Tears and pride as World Cup dream ends for Girls in Green
They promised to give England a good run for their money. The Girls in Green did that and more.
Such a crushing defeat so soon after their magnificent triumph over New Zealand seemed the cruellest and most bitter of blows - but they had nothing to be ashamed of.
Devastation and disappointment etched on their exhausted faces, they could at least be content in the knowledge that they had given this semi-final every ounce of blood, sweat and tears.
They had battled on relentlessly even when it was obvious they had lost the war.
Faced with the formidable wall of muscle that was the English side, their courage was unquenchable. They had never even flinched.
"This is a team that doesn't like to lose", said Grace Davitt's father, Tony, after the game.
But having come further than ever before down the path to the World Cup is a victory in itself.
And their technical skill and their staunch refusal to bow to their fate earlier on in the game are certain signs that the Irish women's rugby team is a mature force on the stage of world sport. They will be back - and stronger than ever.
And with them, ever loyal, will be their growing army of fans.
After lunch, they had begun to gather at the Stade de Jean Bouin on the outskirts of Paris, a group small in number but with a ferocious and unswerving devotion that the Boys in Green could only dream of.
"Every single club and workplace should analyse the ethos of that team," said Lucy Keaveney from Fairyhouse, Co Meath. She and her husband, John had travelled especially over to Paris, having first become die-hard fans of the women's rugby team when they beat England in the spectacular victory of February 2013.
"They are such characters and are so professional... I'm in awe of them," she declared.
Asked what it was that set them apart from all other teams, Lucy said it is their spirit, their determination and the fact that they are so down to earth, always stopping to chat to their supporters.
"They are just lovely, lovely girls," she said.
Former team doctor, Jess O'Riordan and her partner Sven Geirsson from Newcastle West, Co Limerick had brought their son Rory (2) along to the game.
"I think he was six weeks old when he went to his first rugby match," said Jess.
And as a group of fans in the green jersey mingled peaceably with those in the white of England on a cafe terrace near the stadium, a curious Parisian stopped to comment at this apparently remarkable sight.
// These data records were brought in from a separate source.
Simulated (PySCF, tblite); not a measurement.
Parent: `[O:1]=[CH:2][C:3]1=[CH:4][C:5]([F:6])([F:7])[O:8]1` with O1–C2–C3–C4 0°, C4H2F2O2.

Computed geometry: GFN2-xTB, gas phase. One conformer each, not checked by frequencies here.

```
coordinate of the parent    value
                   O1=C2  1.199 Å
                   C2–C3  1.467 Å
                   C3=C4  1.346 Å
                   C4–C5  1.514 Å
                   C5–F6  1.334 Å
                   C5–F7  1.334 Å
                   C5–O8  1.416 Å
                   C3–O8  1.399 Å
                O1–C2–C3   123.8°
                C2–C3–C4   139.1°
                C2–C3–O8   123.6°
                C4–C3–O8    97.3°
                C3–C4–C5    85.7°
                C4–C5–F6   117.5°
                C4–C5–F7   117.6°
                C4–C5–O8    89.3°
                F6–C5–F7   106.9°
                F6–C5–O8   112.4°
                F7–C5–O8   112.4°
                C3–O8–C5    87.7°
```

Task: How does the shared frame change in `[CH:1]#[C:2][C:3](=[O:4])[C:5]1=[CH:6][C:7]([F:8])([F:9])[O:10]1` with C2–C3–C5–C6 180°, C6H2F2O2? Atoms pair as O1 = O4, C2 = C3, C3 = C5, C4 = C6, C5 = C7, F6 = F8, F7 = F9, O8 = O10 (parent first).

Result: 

"Togezzer before and after ze game?" he asked an English fan.
"Oh yes," said the man, surprised by the question.
The game began with great promise, when Niamh Briggs converted an early try. But Les Rosbifs flexed their considerable muscle and powered through the Irish lines.
Their sheer size dwarfed the Girls in Green, making it a tough and very physical struggle right to the very end.
At last, the curtain came down on a crushing scoreline: Ireland just seven points to England's 40.
Ireland manager Philip Doyle paid tribute to the Girls in Green, as captain Fiona Coghlan said they "lacked unity".
But it was no wasted journey for the fans.
"We drove three and a half hours to get here from Angers in the Loire," said Diarmuid O'Reilly from Carrigmacross, Co Monaghan, holidaying with his wife Laura, friends Conor and Briege Comiskey, also from Carrickmacross, together their young children. "It was well worth it," said Diarmuid.
"It's always great to see Ireland play, no matter what it is or who they are."
Ger and Myra O'Neill from Kilkenny, holidaying with sons Daniel (13) and Aidan (11) said the defeat had been disappointing.
"But the Irish men's rugby team have been trying to defeat New Zealand for 150 years. The women managed it last week," he pointed out.
"They played very well," said former Grand Slam winner Joy Neville, who had joined the fans to show support.
Tears in her eyes, Grace Davitt's sister, Fiona O'Brien, was just as stricken as any of the players because she knew exactly the level of sacrifice it had taken to get so far, she said. There was no luck involved, she declared. They had given up many things to training six days a week.
"We should all be proud of them," she said.